Premise: You're one of the last people in the town. Everyone else has fled on the government's orders, on threat of an unknown Enemy (yes, capital E).
Nightfall is technically proficient, featuring several good examples of parser conveniences. The player can use the "GO TO" command to navigate the substantial map, and there is an impressive amount of content to explore.
I found the sheer number of memories available slightly overwhelming, even if most of them appear almost… trivial. Memories sparked by visiting certain places for the first time are indexed for future reference, though not all of the memories turn out to be important for progressing in the story.
The swelling inventory is disambiguated, but in a way that shows off the underlying skeleton of the parser format. Items of the same kind are colour-coded, like one might find in a point-and-click game (does anyone even remember those any more?!), whose artificiality becomes more obvious the more time one spends with non-parser or more modern, naturalistic games.

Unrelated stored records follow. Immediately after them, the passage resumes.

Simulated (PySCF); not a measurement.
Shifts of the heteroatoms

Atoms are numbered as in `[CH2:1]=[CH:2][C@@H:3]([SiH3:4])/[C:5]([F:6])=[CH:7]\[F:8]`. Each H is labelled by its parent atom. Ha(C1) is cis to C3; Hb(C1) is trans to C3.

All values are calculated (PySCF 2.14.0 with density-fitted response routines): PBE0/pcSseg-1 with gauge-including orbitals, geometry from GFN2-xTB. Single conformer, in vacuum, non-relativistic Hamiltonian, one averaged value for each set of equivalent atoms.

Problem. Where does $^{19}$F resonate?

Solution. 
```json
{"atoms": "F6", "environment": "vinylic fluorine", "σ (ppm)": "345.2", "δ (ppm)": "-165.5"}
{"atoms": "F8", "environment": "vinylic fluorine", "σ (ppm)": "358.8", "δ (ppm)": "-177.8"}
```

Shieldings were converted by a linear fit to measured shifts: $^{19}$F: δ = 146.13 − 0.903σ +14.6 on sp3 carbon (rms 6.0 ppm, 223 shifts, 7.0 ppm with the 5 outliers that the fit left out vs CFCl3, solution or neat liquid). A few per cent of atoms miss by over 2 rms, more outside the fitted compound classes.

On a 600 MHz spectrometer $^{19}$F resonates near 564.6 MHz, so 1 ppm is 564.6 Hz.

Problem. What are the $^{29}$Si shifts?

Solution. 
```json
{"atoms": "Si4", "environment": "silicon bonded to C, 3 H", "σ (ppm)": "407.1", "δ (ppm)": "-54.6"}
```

I found it hard to suspend disbelief starting from the premise. The town in Nightfall has the air of an unimportant town caught in the thrall of international politics, a little like Salisbury was to UK politics in 2018. The game remains infuriatingly vague about specifics, though, and do not offer too much information payoff for following a lead. If anything, the character motivations struck me as being a bit threadbare. The player character appears to be motivated mostly by an obsession with the unnamed female character, whose motivations we never understand - we cannot even infer it from the PC's memories of her - until the ending.
Nightfall is a large and mostly well-constructed game. The espionage setting will be familiar to denizens of the parser format, and despite everything I could still enjoy the game. Recommended.